Topsy-Turvy situation has still been prevailing at Tribhuvan International Airport as thousands were waiting to be evacuated from the quake hit region in Nepal.
Over-crowding at the airport is one of the reasons which obstruct the massive relief and rescue operation being carried out by teams from India and other neighboring nations.
Four Indian Air Force (IAF) transporters were forced to return back to their bases as they could not land at Kathmandu airport due to heavy air traffic.
The Kathmandu airfield is abundant with marooned people, who are waiting to be evacuated.

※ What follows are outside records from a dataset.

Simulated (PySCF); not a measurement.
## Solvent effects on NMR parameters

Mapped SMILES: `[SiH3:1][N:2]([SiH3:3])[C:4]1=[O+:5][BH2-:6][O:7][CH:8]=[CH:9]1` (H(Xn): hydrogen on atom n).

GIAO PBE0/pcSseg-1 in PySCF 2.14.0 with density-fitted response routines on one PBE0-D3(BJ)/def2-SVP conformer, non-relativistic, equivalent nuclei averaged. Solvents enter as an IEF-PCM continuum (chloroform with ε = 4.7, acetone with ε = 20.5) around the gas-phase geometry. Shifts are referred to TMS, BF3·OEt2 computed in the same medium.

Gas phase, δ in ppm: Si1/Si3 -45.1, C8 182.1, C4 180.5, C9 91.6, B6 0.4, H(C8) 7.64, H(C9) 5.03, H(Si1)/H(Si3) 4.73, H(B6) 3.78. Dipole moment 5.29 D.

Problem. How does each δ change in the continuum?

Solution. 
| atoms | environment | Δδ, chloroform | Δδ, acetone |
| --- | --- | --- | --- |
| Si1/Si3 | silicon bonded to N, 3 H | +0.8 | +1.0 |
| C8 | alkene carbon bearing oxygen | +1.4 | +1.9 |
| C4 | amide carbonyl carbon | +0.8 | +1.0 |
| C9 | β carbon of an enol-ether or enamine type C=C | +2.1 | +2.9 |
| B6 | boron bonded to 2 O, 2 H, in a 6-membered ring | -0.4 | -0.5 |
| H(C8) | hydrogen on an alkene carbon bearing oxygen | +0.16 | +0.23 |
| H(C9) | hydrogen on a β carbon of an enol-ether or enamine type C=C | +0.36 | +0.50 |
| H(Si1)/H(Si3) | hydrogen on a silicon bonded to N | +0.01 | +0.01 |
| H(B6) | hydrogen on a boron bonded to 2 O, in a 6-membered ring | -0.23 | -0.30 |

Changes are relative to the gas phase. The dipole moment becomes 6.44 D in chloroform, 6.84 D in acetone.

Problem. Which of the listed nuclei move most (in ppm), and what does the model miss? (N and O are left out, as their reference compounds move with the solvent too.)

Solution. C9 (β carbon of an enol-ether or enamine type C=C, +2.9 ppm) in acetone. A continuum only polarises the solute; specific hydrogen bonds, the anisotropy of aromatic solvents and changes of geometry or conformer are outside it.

Relief materials were seen piled up on the paved surface apart from planes arriving from across the world.
These inconveniences have made the dispersal of international aid materials at a slow pace as Kathmandu is struggling to recapture its infrastructure.
The IAF had to re-locate four of its helicopters at Kathmandu outskirts to ease the prevailing air traffic congestion.
The IAF planes that turned back midair were carrying communication equipments and rescue teams.
They are reported to have returned to Kathmandu later in the night with relief materials comprising of five tonnes of milk, light vehicles, RO plant, oxygen re-generators and noodles.
The IAF planes which have been undertaking its ever biggest airlift operation have coordinated the support and services of more than a dozen transport aircraft vehicles, including super heavy lifter C-17s, special operations aircraft C-130J and old work horses IL-76s and An-32s.
As per the reports from officials, Kathmandu airport was observed crowded even on a normal day.
Thousands of people are still gathering at the airport to get a flight back to their respective homes. According to reports, the problem has been getting worse.
India, the first country to respond to the tragedy, has launched a relief project called Operation Maitri to help evacuate people stranded in the quake-hit areas.
Now helps have arrived in Kathmandu from Pakistan, China and Israel.